Business value of REST vs. SOAP

Those of you that have had the pleasure (or pain) of interacting with me in-person on this topic know that I can pine for the good ole days of SOAP. I first used SOAP around 2002, as part of a registration system for a Student Government conference at Texas A&M University. The system was PHP and we needed to interact with a .NET based payment processor and SOAP was how it was done. It was incredible see it all happen over HTTP.

As the 2000’s went on, the tooling around SOAP, WSDLs, and code generation from WSDLs matured across a wide variety of languages. For the most part, I think the tooling worked out of the box, in part because the WSDL and XSD standards were quite specific. Secondly, even though then and now, a lot of poor quality services and integrations are built, most teams adopted those tools. The only time I really saw SOAP get annoying was when features at the complex margins (like WS-Policy) were used but they were relatively rare.

As someone that grew up in this world, it came as a shock to me when the 2010’s rolled around and I was told SOAP was “too complex” and we needed something new (or old), REST. While I do not necessarily think REST is terrible, I think it suffers from a few shortcomings that SOAP did not have, nor do I think it really changes the value to the business much over SOAP.

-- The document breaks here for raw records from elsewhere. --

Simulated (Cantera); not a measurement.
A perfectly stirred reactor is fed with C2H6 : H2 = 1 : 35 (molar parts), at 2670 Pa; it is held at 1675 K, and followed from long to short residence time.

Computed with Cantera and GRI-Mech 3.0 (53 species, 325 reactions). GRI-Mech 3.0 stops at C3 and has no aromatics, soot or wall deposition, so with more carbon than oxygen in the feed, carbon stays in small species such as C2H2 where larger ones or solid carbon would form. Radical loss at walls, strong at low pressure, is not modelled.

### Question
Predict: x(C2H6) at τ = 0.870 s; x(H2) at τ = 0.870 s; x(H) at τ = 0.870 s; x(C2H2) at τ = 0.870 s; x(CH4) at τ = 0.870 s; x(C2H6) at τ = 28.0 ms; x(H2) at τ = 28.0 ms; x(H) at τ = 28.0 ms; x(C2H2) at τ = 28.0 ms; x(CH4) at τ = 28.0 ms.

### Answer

Resistance to schemas from the start

REST from my view seemed like an anarchist’s approach to software integration. The need for a schema language of any kind was often discarded with statement like “if you want to know what the resource looks like, just do a GET.” Of course this ignores all the permutations not covered by that one example.

Eventually, standards like RAML and Swagger/OAS did appear but in my experience, the REST world has been slow to adopt them or when they do, they often do not document a lot of their resources.

Straw man arguments against SOAP

My favorite involves JSON being easier to read and write. There may be some credence to the idea that JSON is easier to read. In terms of writing XML or JSON, I’ve never written either. In both JSON and XML’s case, it’s a serialization format and I’m relying on frameworks and my code to read and write the language. It was not at the top of my list. Usually what made SOAP services hard to read was poorly defined services, which of course can also occur with REST resources.

Lack of code generation and other tools

It is true that REST became more popular during an era of dynamic languages that made the role/value of serialization/code generation less clear. That said, in part due to the reticence to adapt schemas and standards like Swagger or RAML, the REST world has often lagged behind with code generation and tooling. That tooling has a real impact when it comes to ease of development via syntax completion and also the testing benefits that can result from using code generation/compilation/runtime errors to detect contract deviance.

Achilles heel of HTTP Verbs

SOAP, because it did not define verbs for you, forced you to identify what your operations were. I kind of wonder if sometimes it forced us to be more deliberate about what operations a system should expose, rather than just making a bunch of data available for a GET. Did SOAP encourage us to make better decision decisions with service encapsulation? I’m not sure but to be fair, you can do this just fine in REST. You just have to be more thoughtful about what your resources are and keep an eye on ‘abuse’ of deriving too many things based off checking fields that should be encapsulated in GETs for state changes.

Where do we go from here?

Have REST integrations really added more business value than SOAP services did? How would the “API craze” of the 2010’s have turned out if it was SOAP driven rather than REST driven? I’m not sure. What I can say though is some of the benefits of SOAP, if pushed aside, show up in tech debt outside of our REST integrations. We should think about that before rushing to adopt new technologies and look for the business value of making the switch rather than just shiny objects.